Select one of the time series as follows (but replace the column name with your own chosen column):
# colnames(retaildata)
# Chose the first column
myts <- ts(retaildata[,"A3349335T"],
frequency=12, start=c(1982,4))
Explore your chosen retail time series using the following functions:
autoplot(), ggseasonplot(), ggsubseriesplot(), gglagplot(), ggAcf()
First we will use autoplot
.
autoplot(myts) +
ggtitle("Monthly retail sales in various categories for different Australian states") +
xlab("Year") +
ylab("Retail Sales")
Next we can explore the seasonal trends with
ggseasonplot
.
ggseasonplot(myts, year.labels=TRUE, year.labels.left=TRUE) +
ylab("Retail Sales") +
ggtitle("Seasonal plot: Monthly retail sales")
We can also use a polar seasonal plot.
ggseasonplot(myts, polar = TRUE) +
ylab("Retail Sales") +
ggtitle("Seasonal plot: Monthly retail sales")
Next we can explore
ggsubseriesplot
which shows the
seasonal patterns where the data for each season are collected
together.
ggsubseriesplot(myts) +
ylab("Retail Sales") +
ggtitle("Monthly retail sales")
Next we can explore gglagplot
which shows us lagged
values of the time series
myts_window <- window(myts, start = c(1982, 4))
gglagplot(myts_window) + theme(axis.text.x = element_text(angle = 45, vjust = 1, hjust=1))
The colors indicate the month of the variable on the vertical axis. The lines connect points in chronological order. The relationship is strongly positive, reflecting the strong seasonality in the data.
Next with ggAcf
we can examine the linear relationship
between lagged values of a time series.
ggAcf(myts_window)
According to the book, the dashed blue lines indicate whether the correlations are significantly different from zero and when data are seasonal, the autocorrelations will be larger for the seasonal lags (at multiples of the seasonal frequency) than for other lags.
Can you spot any seasonality, cyclicity and trend? What do you learn about the series?
According to the book, “seasonality is always of a fixed and known frequency” and “a cycle occurs when the data exhibit rises and falls that are not of a fixed frequency”. The retail sales are constantly increasing and in addition to this there does appear to be seasonality, monthly, where each month peaks or troughs across all of the years. For example for each year December is a high sales month and February is a low sales month.

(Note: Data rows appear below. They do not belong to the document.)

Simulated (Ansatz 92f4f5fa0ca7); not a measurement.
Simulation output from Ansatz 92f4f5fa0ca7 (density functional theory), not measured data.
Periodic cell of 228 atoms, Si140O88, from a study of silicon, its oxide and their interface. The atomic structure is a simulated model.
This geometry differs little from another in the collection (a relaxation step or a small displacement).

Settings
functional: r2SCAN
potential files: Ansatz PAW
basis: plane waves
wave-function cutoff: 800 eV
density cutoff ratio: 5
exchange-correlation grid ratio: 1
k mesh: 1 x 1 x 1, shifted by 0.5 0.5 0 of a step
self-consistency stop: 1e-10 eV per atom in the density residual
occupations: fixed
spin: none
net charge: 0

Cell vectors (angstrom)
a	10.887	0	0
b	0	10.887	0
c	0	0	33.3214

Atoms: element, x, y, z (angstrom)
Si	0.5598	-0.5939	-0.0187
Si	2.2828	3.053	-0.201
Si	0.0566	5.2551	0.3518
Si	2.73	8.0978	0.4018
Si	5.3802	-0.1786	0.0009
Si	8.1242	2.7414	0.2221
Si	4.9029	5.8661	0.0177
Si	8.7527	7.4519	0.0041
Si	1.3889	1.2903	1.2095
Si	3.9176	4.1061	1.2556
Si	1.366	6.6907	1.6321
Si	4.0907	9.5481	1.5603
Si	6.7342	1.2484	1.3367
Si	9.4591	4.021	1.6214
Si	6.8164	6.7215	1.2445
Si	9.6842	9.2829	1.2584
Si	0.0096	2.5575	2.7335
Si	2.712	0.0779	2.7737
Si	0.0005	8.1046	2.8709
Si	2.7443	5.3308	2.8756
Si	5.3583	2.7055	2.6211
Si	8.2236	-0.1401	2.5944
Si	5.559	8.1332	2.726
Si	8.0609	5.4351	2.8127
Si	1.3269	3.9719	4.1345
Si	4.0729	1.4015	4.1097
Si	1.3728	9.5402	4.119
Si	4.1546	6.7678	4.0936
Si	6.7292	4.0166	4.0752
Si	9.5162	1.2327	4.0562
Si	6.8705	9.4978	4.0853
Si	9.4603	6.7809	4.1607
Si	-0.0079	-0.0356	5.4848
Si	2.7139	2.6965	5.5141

The plastics data set consists of the monthly sales (in thousands) of product A for a plastics manufacturer for five years.
# ?plastics
# "Monthly sales of product A for a plastics manufacturer."
autoplot(plastics) +
ggtitle("Monthly sales of product A for a plastics manufacturer") +
xlab("Year") +
ylab("Sales")
ggseasonplot(plastics, year.labels=TRUE, year.labels.left=TRUE) +
ylab("Sales") +
ggtitle("Monthly sales of product A for a plastics manufacturer")
ggsubseriesplot(plastics) +
ylab("Sales") +
ggtitle("Monthly sales of product A for a plastics manufacturer")
Based on the plots there does appear to be seasonality to the data, the plastic sales are highest May - October (peaking in August usually) and lower November - April (lowest in February).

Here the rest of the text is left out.